Trump Concludes First Term Having Successfully Redirected Hundreds Of Taxpayer-Funded Functions Through His Own Resorts, Resolving Long-Standing Concern Federal Treasury Was Patronizing Vendors Other Than The President
WASHINGTON. Outgoing President Donald J. Trump on Tuesday completed his first term having successfully redirected hundreds of taxpayer-funded official functions, weekend trips, foreign visits, and Secret Service overnight stays to lodging properties bearing his own surname, resolving a long-running concern within the administration that the federal treasury was being frivolously dispersed to vendors not directly affiliated with the President himself.
Records compiled by ethics watchdogs and congressional investigators indicate Trump visited his own resorts more than 280 times during the term, with the federal government, Republican political committees, and visiting foreign delegations routing reservations through Mar-a-Lago, Trump International Hotel, Trump Doral, and Trump Bedminster. Officials inside the administration described the arrangement as a model of efficiency, observing that money paid to Trump properties never had to leave the broader Trump ecosystem at all.
Sources within the administration emphasized that requiring federal employees, foreign dignitaries, and Secret Service personnel to stay at Trump-branded venues was simply the most logical use of public funds, given that any other option would have allowed taxpayer money to benefit a vendor unaffiliated with the President. They added that the President had on multiple occasions personally described his properties as "tremendous" and "the best," statements they characterized as both well-documented utterances and as competitive pricing analyses.
A House Oversight Committee report later found that four foreign governments alone had spent at least three-quarters of a million dollars at the President's Washington hotel during the term, with delegations from Saudi Arabia, Kuwait, Bahrain, and Malaysia, plus a steady stream of lobbyists representing foreign autocrats, forming a reliable pipeline of paying guests. Mar-a-Lago, meanwhile, doubled its initiation fee to $200,000 shortly after the election, a coincidence the resort attributed to market forces unrelated to the new occupant of the Oval Office.

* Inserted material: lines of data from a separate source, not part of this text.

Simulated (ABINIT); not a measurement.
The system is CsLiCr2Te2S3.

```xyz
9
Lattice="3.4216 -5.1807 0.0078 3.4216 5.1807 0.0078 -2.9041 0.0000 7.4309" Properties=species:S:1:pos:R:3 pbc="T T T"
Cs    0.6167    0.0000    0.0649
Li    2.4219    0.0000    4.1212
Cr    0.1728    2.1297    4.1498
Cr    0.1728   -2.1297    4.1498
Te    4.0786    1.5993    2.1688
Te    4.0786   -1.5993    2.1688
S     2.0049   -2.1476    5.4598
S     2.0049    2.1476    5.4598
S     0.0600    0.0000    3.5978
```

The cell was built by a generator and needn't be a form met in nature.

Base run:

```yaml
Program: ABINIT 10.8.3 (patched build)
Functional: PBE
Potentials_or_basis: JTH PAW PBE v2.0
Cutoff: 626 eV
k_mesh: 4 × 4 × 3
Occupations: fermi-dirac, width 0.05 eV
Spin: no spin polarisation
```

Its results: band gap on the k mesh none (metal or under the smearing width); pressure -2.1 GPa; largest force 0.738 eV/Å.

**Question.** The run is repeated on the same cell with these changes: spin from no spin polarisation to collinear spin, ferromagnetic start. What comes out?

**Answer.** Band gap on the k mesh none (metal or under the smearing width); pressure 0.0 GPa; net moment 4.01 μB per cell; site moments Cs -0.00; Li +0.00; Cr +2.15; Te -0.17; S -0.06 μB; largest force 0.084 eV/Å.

Administration officials defended the arrangement by noting that, while previous presidents had refused all gifts, divested from holdings, or placed assets in genuine blind trusts, the current President had instead implemented the more streamlined approach of leaving everything exactly where it was. The Secret Service's repeated rental of Trump-priced rooms inside Trump-owned buildings to protect the Trump family from external threats was, sources stressed, a necessary cost of democracy.
At press time, the President was reported to be reviewing post-presidency rate cards to ensure the federal government, foreign governments, and his own future Secret Service detail would continue receiving the most competitive prices available exclusively at Trump properties.